# Homework Help: Determining Velocity Down a Frictionless Incline Plane, Starting at Rest. (BASIC)

1. May 15, 2012

### XADS230

Here's my scenario...I ran these calculations and I feel they are off due to my velocity values.

I have a washer rolling down an incline plane set at 10°.
The Length of the Plane is still unknown.
Starting at rest, determine the velocity at 2". At this distance a camera with take a snapshot and determine whether it's a good part or bad part. The camera takes 0.6 seconds to process the image.
If it's a Bad Part, it will be rejected from the slide(0.6sec later). Determine how far down the incline the washer will be, to know where to reject the washer.
If it's a Good Part, it will continue down the slide where it will checked by another camera, a distance of 2.25" from the first reject spot determined above.
Determine how far down the second reject spot would be on the incline.
Determine the overall length the incline would need to be to complete the mentioned process.

What I know...
Vi = 0.0
Angle = 10°
Frictionless plane.
Constant Acceleration
d1 = 2"
t(camera processing) = 0.6 seconds

Vf^2 = Vi^2 + 2(g*sin(θ)) d1

Plugging in the known values I came up with...

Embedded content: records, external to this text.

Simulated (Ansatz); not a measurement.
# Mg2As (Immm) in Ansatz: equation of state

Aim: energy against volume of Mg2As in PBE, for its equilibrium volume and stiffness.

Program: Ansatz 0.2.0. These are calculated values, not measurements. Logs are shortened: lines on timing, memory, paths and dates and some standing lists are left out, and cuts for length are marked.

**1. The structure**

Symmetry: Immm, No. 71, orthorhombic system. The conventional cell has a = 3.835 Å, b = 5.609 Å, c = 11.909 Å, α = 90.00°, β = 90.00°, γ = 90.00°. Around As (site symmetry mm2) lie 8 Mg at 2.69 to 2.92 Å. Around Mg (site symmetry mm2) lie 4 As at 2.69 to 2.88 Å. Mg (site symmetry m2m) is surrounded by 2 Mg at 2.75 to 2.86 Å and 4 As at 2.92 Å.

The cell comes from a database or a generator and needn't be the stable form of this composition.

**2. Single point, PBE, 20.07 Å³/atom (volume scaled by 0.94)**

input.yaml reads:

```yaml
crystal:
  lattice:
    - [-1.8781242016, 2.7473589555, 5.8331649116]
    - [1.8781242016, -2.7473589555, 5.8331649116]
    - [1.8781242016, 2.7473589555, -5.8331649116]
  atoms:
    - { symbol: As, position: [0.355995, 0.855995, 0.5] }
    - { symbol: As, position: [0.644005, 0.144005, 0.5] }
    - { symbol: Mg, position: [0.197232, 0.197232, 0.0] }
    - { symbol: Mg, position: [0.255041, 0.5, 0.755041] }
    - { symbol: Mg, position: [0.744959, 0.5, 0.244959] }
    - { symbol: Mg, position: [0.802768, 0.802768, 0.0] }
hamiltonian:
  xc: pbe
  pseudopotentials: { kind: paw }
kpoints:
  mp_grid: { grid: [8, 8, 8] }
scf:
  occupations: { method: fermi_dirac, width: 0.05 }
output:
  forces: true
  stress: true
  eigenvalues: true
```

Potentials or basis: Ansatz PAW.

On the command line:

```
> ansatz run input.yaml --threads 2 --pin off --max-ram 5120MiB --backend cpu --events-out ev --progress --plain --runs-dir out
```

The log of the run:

Vf^2 = 0 + 2(385.8in/s^2 * sin(10°))(2")

Yielding me with a result of Vf1 = (16.369in/s).

Over a distance of 2 inches, this velocity seems way too fast. Should d1 actually be the height of the triangle created by using 2" as the hypotenuse and Sin(10°)? Resulting in a new value of Vf1 = (6.819 in/s).

For the Second part of my calculations, I have to determine it's distance based off the velocity and time known. To determine position with no final velocity I used the equation

X = Vi(t)+(0.5)a*t^2

With the Velocity of 16.369in/s and the time value, I calculated a reject distance at 21.88" down the ramp. And repeated the same method of calculations to get the second reject distance and overall length. Can someone confirm my suspicions?

2. May 15, 2012

### nasu

Do you really mean "rolling down an incline" or is just sliding?
If it's just sliding on a frictionless plane, the speed after 2" seems about right. (I get about 11.5 in/s).

3. May 15, 2012

### XADS230

Yes, I mean rolling.

4. May 15, 2012

### XADS230

I just realized that I have to account for the force of gravity center of mass and rotational acceleration of a disk along with friction.

Vf = √(Vi^2+2(g*sin(θ)/1+I/mr^2)d1)

I (in this case: Disk) = 1/2m*r^2

so,

Vf = √(Vi^2+2((2/3)g*sin(θ))L)

5. May 15, 2012

### haruspex

If it's rolling you don't mean frictionless.
Since it's a washer, there'll be a hole in the disc, no? If the internal and external radii are A, B then the M.I. is m(B^2+A^2)/2.
Not sure why you concern yourself with the velocities. Don't you just want to know the times to various distances?
Force down plane = mg.sin(θ) = m.a + [m(B^2+A^2)/2].a/B^2
a = 2g.sin(θ) /[3 + A^2/B^2]
where a is the linear accn.
Then solve 2s = at^2 for the various s.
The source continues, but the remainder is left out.